With 80-degree temperatures lingering into October, it's not terribly surprising. Early season indicators suggest the Inland Northwest may see a slightly warmer winter than usual as El Niño weather conditions raise Pacific Ocean temperatures amid an already fairly toasty fall.
John Livingston, a meteorologist with the Spokane office of the National Weather Service, explains a moderate El Niño developing in the tropical Pacific may drive up average temperatures by as much as 2 to 3 degrees.
"Less snow in the valleys and more rain," he predicts, based on previous years of comparable El Niño activity.
As with all weather predictions, especially those projected so early in the season, that could change. But he notes there are some helpful initial indicators.
The NWS Climate Prediction Center also expects above average temperatures to continue through the end of the year based on the latest observations of weak or moderate El Niño activity. The center also predicts decreased precipitation across parts of the Pacific Northwest.

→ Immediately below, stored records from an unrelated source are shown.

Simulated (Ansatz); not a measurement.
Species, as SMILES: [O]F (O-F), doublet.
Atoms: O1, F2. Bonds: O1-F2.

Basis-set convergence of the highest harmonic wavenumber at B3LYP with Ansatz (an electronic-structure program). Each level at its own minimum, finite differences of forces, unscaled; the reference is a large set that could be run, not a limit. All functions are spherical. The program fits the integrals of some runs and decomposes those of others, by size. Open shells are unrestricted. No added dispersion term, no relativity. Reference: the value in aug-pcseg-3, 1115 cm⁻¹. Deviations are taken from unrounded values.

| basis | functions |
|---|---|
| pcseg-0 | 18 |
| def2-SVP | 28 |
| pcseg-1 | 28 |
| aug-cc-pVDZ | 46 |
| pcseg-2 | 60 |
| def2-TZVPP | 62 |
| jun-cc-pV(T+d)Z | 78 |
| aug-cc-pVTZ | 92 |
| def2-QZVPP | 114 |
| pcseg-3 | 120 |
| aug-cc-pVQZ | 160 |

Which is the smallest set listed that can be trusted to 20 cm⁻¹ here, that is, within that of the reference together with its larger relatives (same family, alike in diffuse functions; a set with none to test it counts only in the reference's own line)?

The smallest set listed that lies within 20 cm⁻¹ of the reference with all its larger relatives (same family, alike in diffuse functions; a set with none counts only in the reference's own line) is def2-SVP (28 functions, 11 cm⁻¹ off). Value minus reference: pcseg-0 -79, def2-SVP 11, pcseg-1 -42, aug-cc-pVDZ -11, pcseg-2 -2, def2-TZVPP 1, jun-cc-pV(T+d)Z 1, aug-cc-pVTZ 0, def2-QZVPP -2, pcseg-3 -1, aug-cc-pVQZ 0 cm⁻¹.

Livingston says meteorologists last year predicted a "normal" winter. The season proved fairly mild with a couple Arctic outbreaks involving prolonged cold snaps of temperatures in the teens. At first glance, this year may be milder still.
In Idaho, Silver Mountain Resort general manager Jeff Colburn says he has closely watched early forecasts throughout the fall and his staff is preparing for a better than normal snow season with a more consistent snowpack earlier in the year.
"Everything we've seen so far says we're looking at a good winter," he says. "We've got everything brushed up, cleaned up and ready to go."